# Broken mower, can you help?



## secuono (May 5, 2017)

John deere D100
85 hours on it
Just replaced the battery, fuel filter, oil filter, oil & spark plug.

Next would be the fuel pump, but it has weird attachments that basically, to me, scream 'not a replacable part!' There are no bolts to secure it, just flat plastic that seems permanent. 

Mower will not start today. Nothing moves, no sounds. 

It was making very weird noises yesterday, air sucking type sound & squealing. But then it slightly turned on, you can see it turn a small amount. 

IDK what else to do to fix it. Ideas?

I only have the online manual, it does not have a section about the fuel pump. 


Blue shows that mine has a solid, flat plactic disk over the top and on the underside where a bolt would go. I can't get it off w/o breaking it.



 

There are no bolts nor screws like this one has below.


----------



## greybeard (May 5, 2017)

If your's looks kinda like this, then most of the time, you have to take the vacuum and fuel lines off, and remove the top cover--the flywheel cover.

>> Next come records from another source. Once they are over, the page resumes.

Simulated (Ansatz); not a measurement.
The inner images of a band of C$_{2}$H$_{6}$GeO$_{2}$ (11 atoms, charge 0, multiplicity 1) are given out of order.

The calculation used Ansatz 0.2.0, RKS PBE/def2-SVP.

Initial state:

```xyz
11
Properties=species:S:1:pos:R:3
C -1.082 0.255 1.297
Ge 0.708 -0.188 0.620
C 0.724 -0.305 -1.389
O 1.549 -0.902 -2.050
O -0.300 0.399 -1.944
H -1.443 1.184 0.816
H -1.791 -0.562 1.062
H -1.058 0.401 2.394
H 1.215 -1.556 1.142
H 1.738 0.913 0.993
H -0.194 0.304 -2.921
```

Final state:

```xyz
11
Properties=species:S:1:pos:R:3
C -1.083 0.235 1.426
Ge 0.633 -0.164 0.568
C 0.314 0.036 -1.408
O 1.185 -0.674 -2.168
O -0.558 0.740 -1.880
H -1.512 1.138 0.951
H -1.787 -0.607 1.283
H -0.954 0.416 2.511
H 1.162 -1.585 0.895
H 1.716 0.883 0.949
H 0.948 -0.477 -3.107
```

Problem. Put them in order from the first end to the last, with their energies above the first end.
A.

The pump is attached under the cover, sometimes with a stud, sometimes with a plastic rivet that you have to either drill out or pop loose.


----------



## secuono (May 14, 2017)

Eventually figured it out. The starter's gear was stuck on 'on' and once greased up, good to go!


----------



## greybeard (May 14, 2017)

If it ever happens again, and you can get to the flywheel, *(with KEY OFF & plug wire disconnected! ) * rotate the engine by hand in reverse of normal rotation 1/2 to 1 full rotation. That usually will allow the gear to disengage from the flywheel.
If the starter gear was driven for very long by the flywheel ring gear, you can expect a shortened life of the starter.


----------